Phil, The Unlovable Loser

By Garry South

November 8, 2006

Do voters have to love you to elect you? That’s a question all political candidates and strategists ponder from time to time. Tuesday’s debacle in the California governor’s race provides some food for thought on this count.

In elections for high executive office such as president and governor, most voters don’t choose based on who’s got the best 37-point plan on education or transportation. They certainly don’t always go for the smartest candidate or the most articulate.

Rather, their vote is a very personal and very visceral one. As a political strategist who has studied voter behavior over three decades, I’ve learned that consciously or otherwise, they ask themselves: Do I like this candidate? Do I trust him? Can he relate to someone like me? And perhaps most important: Do I want him in my face for the next four years, or the other guy?

Phil Angelides’ landslide loss is proof he didn’t meet these tests. Admittedly, he was up against an opponent who, like the avuncular, self-effacing, wisecracking Ronald Reagan, has proved to be certifiably likable to a majority of Californians.

But Gov. Arnold Schwarzenegger had chinks in his armor, as the 2005 special election proved. And recent history in California shows that you don’t have to be a former movie star to be elected governor. After all, George Deukmejian, Pete Wilson and Gray Davis were bland, middle-aged white males no one would have accused of being charismatic or warm and fuzzy. Yet all three were elected and reelected, each of them scoring an overwhelming landslide in the process (Deukmejian in 1986, Wilson in ’94 and Davis in ’98).

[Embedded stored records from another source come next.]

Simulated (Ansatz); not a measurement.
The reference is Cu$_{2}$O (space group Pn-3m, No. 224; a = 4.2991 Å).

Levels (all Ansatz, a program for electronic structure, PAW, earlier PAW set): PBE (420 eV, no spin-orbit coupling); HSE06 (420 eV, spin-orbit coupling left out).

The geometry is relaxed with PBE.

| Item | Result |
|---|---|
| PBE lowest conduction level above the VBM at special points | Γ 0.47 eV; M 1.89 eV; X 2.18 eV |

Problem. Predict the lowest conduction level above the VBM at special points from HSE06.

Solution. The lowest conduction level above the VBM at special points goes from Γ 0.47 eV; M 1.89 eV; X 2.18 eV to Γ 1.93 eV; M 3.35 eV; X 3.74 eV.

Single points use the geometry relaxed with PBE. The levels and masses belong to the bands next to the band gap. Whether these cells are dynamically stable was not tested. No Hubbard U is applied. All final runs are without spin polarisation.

Over the course of a long campaign, Angelides just didn’t warm the cockles of California voters’ hearts. He never did much to introduce himself in the first place. In general, the proud Harvard graduate came across as the Smartest Guy in the Room, given to lecturing voters instead of conversing with them and providing them with a staccato recitation of statistics rather than making an emotional connection.

But that shouldn’t have been a surprise to anyone. This is a candidate with a long history of hard-to-like behavior.

Take his low-blow political style. Even though negative campaigning often works, in Angelides’ case it also seemed to reflect his basic personality type. He once referred to Reagan as a racist. As chairman of the California Democratic Party, Angelides compared Gov. Wilson to David Duke, a former grand wizard of the Ku Klux Klan. Last fall, when Schwarzenegger vetoed a same-sex marriage bill, Angelides put out a press release equating the governor to hard-core Southern segregationists George Wallace and Strom Thurmond.

Angelides’ name-calling and vitriol hasn’t been limited just to those in the other party. He once famously called Democratic U.S. senators “wimps.” In the 1994 Democratic primary for treasurer, Angelides ran widely condemned ads outrageously accusing his opponent, state Senate President Pro Tem David Roberti, of approving the murder of abortion doctors. In the final debate in the primary this year, Angelides likened his opponent, state Controller Steve Westly (for whom I was senior advisor), a 25-year Democratic activist, to Richard Nixon, Tom DeLay, Newt Gingrich and Rush Limbaugh — and asked Westly whether he wasn’t running in the wrong party primary.

Even when Angelides should have been at his best, he couldn’t quite pull it off. In the only debate between the governor and his challenger, televised statewide, Schwarzenegger threw Angelides a softball, asking him about the “funniest moment” in the latter’s campaign. The question obviously flummoxed Angelides. He drew a blank, and then began yammering about how his daughters made him laugh. But he seemed stiff and prickly and without enough of a sense of humor to appreciate the theater of the absurd of campaigning.

Then, in Los Angeles, when Angelides accepted the long-delayed endorsement of Mayor Antonio Villaraigosa, came maybe his worst moment. While he was at the podium, a girl on the stage with other students collapsed and fell to the floor. Angelides froze, then just kept mechanically orating. Meanwhile, the nimble Villaraigosa scooped up the girl and carried her off the stage, taking off his suit coat and placing it under her head. This clip was played over and over on Los Angeles television — and the contrast could not have been lost on voters. The Los Angeles Times website headline said it all: “Mayor Seizes the Day — From Angelides.”

History proves that you don’t have to be Miss Congeniality to be elected governor of California. But there has to be something about you voters can take to, can identify with and feel good about. We Democrats must come to grips with the fact that Angelides failed so miserably to connect.